Abandon Text!

W. H. Auden once said: "Poems are not finished; they are abandoned." I have been abandoning writing projects for many years, since only the pressure of deadline and high expectations ever got me to finish, or even start, anything of merit. This blog is an attempt to create a more consistent, self-directed writing habit. Hopefully a direction and voice will emerge.

Monday, November 20, 2006

"You get wise . . . you get to church"

I stopped commenting on The Purpose-Driven Life lately, because the earbud on my Treo stopped working and I haven't been able to sneak in chapters while driving. But I haven't lost interest.

What I find most remarkable, and what clearly defines the whole purpose-driven movement, is that Warren has identified the church -- the local, tangible community of believers -- as a primary, essential part of the Christian's spiritual mission. That might not seem like news, but in an individualistic American culture there has always been a tendency to see collective spiritual life as valuable but non-essential. How many people do we know, after all, who say they "don't go to church" but still assert that they are "good Christians"?

Warren makes a long and strong case for the primacy of the community. I think he's right, in terms of all the psychological dynamics involved in religious life: it's almost impossible to be really serious about anything without working collectively with others. Unfortunately, I find myself slightly less convinced by his scriptural references. Most of the New Testament is Paul's letters to various churches -- of course it's going to talk about church-building ad nauseum. Jesus himself certainly valued spiritual friendship -- "wherever two or more are gathered in my name, I am in their midst" -- but in general he seemed to be knocking heads with organized religion more than touting its benefits.

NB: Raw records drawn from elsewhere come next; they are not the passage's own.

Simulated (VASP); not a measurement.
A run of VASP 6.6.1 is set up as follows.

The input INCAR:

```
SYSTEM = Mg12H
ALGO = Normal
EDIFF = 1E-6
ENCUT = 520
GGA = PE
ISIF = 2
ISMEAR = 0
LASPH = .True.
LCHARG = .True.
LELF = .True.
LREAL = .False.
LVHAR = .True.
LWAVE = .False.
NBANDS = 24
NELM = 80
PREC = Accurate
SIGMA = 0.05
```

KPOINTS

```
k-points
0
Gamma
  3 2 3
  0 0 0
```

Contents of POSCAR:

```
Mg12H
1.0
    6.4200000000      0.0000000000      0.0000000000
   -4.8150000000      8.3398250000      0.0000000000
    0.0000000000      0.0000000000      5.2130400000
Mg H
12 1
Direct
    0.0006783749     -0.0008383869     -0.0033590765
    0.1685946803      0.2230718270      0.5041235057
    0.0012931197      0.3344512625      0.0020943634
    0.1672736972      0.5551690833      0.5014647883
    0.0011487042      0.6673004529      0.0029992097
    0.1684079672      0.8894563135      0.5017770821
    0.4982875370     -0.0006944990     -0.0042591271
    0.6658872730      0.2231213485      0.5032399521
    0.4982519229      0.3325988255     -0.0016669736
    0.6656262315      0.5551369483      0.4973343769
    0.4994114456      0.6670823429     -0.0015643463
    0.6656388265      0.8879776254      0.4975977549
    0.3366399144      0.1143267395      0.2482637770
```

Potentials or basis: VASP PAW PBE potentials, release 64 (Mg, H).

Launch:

There is also the inevitable creepy feeling of cultishness in all this talk of the primacy of spiritual community. Warren is calling on people to surrender a huge part of their energy, their autonomy, and their money (oh yes, Warren mentions that specifically, and rather often) to the church and the church leaders. Again, I agree with Warren's basic position; I think everyone does need a spiritual community of some kind, and that a genuine community will require sacrifice. At the same time, I think most people will feel uneasy about all this talk of surrendering to a collective that is specifically authorized by God. The line between dynamic community and mindless conformity is all too thin, and it's only the slightest of nudges before the demands of the church leader becomes the commands of God.

Part of that uneasiness is justified, and part of it is a natural part of the spiritual life. People are perfectly willing to surrender their lives to Jesus, because Jesus does not make a habit of showing up and asking them to change their lives. Surrender sounds absolutely great in the abstract. Preachers, however, do make it their business to ask people to change their lives, and puts very concrete demands on the believer. Suddenly surrender doesn't sound so hot. Suddenly surrender means real sacrifice, and faith is no longer faith in abstract good, but real trust that something good is going to come out of these sacrifices.

Surrender is a primary theme of the Christian faith. And yet, every time it comes up, I have to ask, "What, exactly, are you surrendering to?" If your surrender is an abstract sacrifice to an abstract God, I suspect you might not have given up anything at all. But if that commitment has some teeth, and asks you to do things you wouldn't have done on your own, then it has real meaning. Joining a spiritual community does not assure you that you are getting closer to God, but it definitely will put some teeth into you spiritual life.